Jay Knepper writes:
Reading the preceding thread has shown a stunning level of naiveté, and a
crassness which is usually found only in electrical threads.
Now really, does anyone think that Laguna tools is going to come in last in
a battle of bandsaws if Laguna has been buying cover 4 for the last 3 years?
If so, well, there's little more to be said. Tool reviews in commercial
magazines are of limited value.
Do you really think the Laguna is apt to come in last in a test of bandsaws?
Of course tool reviews are of limited use, and for a variety of reasons that
have zip to do with advertising. First, possibly foremost, my shop is not your
shop. My electrical set-up may be totally different, shop arrangements HAVE to
be different (when was the last time you had nine table saws in your shop?),
time spent in set-up has to be different (when you test six saws to a deadline,
you cannot spend a week of evenings on each saw setting it up and getting all
the quirks out of it). Second, when I'm testing, again, I'm working to a
deadline. I'm also arranging and shooting photos of the tools. I cannot run
1000 board feet of wood through each function of each tool. I often don't have
time to run 10 board feet through. Tools such as planers and table saws are
actually pretty easy in this arena, since I generally use a fair amount of oak
and cherry from a local sawmill. And I cannot take the time, and won't have the
budget, to run 10-15 board feet of teak or lyptus through the tools to see how
that kind of treatment works on the particular tool.
The tool is going to get assembled and set up as quickly as is possible for
safe use. If it is waaaaaaaaaaaaaaaaaaay out of adjustment from the factory,
then it will get a bit of tune-up time, but otherwise, it is tested OOTB--out
of the box. No tweaks.
That gives a certain equality to the results, anyway, because the need for a
lot of adjustment just to reach parity is going to be mentioned in the article,
while the other tools start from an equal footing.

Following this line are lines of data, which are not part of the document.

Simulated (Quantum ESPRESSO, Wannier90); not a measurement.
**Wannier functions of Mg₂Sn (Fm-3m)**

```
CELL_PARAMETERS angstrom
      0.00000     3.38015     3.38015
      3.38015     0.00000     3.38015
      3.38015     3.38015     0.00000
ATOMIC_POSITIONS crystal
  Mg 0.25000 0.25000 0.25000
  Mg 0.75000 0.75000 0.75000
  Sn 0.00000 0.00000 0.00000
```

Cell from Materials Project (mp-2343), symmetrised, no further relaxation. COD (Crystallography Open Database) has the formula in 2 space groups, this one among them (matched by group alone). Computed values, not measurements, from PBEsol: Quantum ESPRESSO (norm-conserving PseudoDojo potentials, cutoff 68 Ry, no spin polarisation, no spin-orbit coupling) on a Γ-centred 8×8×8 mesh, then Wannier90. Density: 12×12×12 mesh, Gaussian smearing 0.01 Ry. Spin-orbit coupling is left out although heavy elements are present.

I was talking this over with an editor yesterday, and we decided that for all
the whines and whimpers, this is probably the best era for hobbyist woodworkers
vis a vis tools that has ever existed. You can get it all, from Lie-Nielsen
reproductions (and LN improvements along with Veritas improvements) on
classical hand tools, but you can also get a wider than ever variety of brands
of power tools to add to that, with a greater than ever variety of power tools.
And most of those tools are of good or better quality, with much the lower end
stuff halfway decent starter tools at almost no investment (though I've got to
admit that a $40 CMS would find me standing WELL to one side on start-up, not
just the first time, but every time).
As time has passed, lower level tools have been improved. There are still
"engineering" glitches that are surprising in some, alignment problems that may
be easy, or impossible, to fix and a host of other possible problems. But the
operative word, I think, is "possible". Most of what you'll find out there is
workable, some of it is quite good, and some of it is excellent (Laguna
bandsaws tend to fall in the latter category, and most often get tested with
other tools in the same category).
I've hammered, and seen hammered, too many large advertisers' products over the
years to believe that many of the writers in the field are going easy because a
company buys five or six or eight pages of ads per month in a particular
magazine. And in the years I've been doing this work, I have never had an
editor to tell me to favor an advertised tool over a non-advertised tool, or to
favor a tool that doesn't deserve. The actual deal is usually, "Tell my readers
what features the tools have and how well those features work."
Tool tests serve their purpose if they give the reader an overview of many
(sometimes not even most) of the brands out there, their prices and where those
prices fit in the general range of the category, their ease of assembly (or
lack of ease) and adjustment, their suitability for doing the jobs considered
normal for the category, and the likelihood they'll keep doing those jobs for a
reasonable length of time. If you expect detailed 10,000 bf use tests of each
tool, or even in each category, then you're wasting your time.
Personally, I consider them a little like vehicle tests, which are done
differently at Road & Track than they are at Consumer Reports. I'm maybe not in
the market for a vehicle from either end of that spectrum, but the tests
themselves may prove of value in finding out which vehicles fit into those
particular areas. Use the tests as another way of gathering information on the
tools you want or need. And realize that they're not, and can't be, complete,
and you'll come away a lot happer. Read multiple tool tests and decide. I've
differed with some magazines as to features that are valuable...Pop.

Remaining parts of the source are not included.